Refactoring an ESB based architecture
At my previous post, I gave an introduction to some distributed architectures. Also, I confess that I’m not a big fan of ESB based architectures: these solutions only work fine in integrations with third parties and still I’m being generous. Let me explain why I dislike this kind of solutions.
Let’s start introducing how our architecture looks like at first:
Responsabilities:
- Producers: sends events or requests to our ESB layer via queue or HTTP.
- Enrichments: listen messages from an IN (a queue), process the message using flow manipulations and outputs it to an OUT (another queue).
- Gateway: Service in between a third party and enrichments.
Obviously, not all the architectures that use an ESB work the same way, but as a very summary, the esb layer listens messages, processes them and sends data to the output.

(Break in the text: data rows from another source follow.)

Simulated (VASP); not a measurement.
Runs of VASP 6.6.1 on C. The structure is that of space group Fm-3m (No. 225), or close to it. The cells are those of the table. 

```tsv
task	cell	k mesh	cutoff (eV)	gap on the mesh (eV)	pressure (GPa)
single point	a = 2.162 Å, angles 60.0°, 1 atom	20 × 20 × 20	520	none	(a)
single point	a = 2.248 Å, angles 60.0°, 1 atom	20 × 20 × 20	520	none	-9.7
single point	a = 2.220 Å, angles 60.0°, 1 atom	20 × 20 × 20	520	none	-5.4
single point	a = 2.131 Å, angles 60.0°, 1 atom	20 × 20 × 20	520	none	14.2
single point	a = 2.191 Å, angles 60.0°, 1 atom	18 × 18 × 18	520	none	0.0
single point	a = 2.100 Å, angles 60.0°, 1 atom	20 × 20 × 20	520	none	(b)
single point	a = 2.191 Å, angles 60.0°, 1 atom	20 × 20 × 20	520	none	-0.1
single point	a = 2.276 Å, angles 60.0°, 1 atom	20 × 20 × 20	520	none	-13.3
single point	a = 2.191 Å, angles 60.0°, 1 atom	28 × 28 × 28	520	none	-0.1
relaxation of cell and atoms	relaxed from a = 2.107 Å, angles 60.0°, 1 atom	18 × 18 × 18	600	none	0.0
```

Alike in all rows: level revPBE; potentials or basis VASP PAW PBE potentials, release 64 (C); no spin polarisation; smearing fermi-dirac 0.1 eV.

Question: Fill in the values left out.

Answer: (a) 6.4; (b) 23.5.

Before starting a complete redesign of our architecture, we need to make clear what the problem/s we want to resolve here. It might sound obvious but I don’t think it’s in real life: most of the times we feel the needs to upgrade our architectures to the latest trendy solutions/frameworks/versions just because it’s cool. So, what problems do we want to solve?
Inefficient resources usage
In the above architecture, we would need at least Nx(Gateway) instances + 1 Consumer + 1 Producer + the 1 ESB instance. This ESB instance have a few disadvantages:
- Large applications
ESB applications used to work as integrators among HTTP, REST, JSON, XML, and a large etc. However, it implies lot of embedded frameworks in the application and then usage lot of cpu/memory resources.
- Not very flexible for scaling up
Even though it depends on how we build our applications in the ESB, at the end we need to deploy a whole ESB instance to scale up.
- Complex to logging and troubleshooting
Assuming we use message tracker numbers or correlation IDs, still follow or monitor messages can be quite tedious. At the end, we’ll came up for using a logging infrastructure to cope with an ESB layer as a must.
Quality of service
Hard to deal with massive load or failure in services. What about whether if we receive a massive of requests or one of the gateways started failing? The ESB layer does not provide anything to deal with or anything to monitor these scenarios. So, again, this is something that we need to take care of. This issue is solved by just applying well-known distributed patterns like circuit breaker or bulkhead for fail-fast. We’ll see more about this later.
More about this, how can we leverage requests from a concrete source? Can we prioritize it? We need a solution that allow us to implement things like this.
Refactor 1: Replace ESB
The first refactor is about to replace each flow application with a single applications that we’ll call here integrator services. As a good practice, a flow and the new instance must do only one thing.
What do we achieve with this refactor?
- We can scale up at instance level / flow level.
- Light-weight instances: less memory comsuption.
But we’re still way far of our target:
- Still very inefficient resources usage: now we’d need at least to Nx(Gateway) instances + 1 Consumer + 1 Producer + Mx(Integration services) instances.
- We need to somehow monitor the instances.
- Still nothing about quality of service.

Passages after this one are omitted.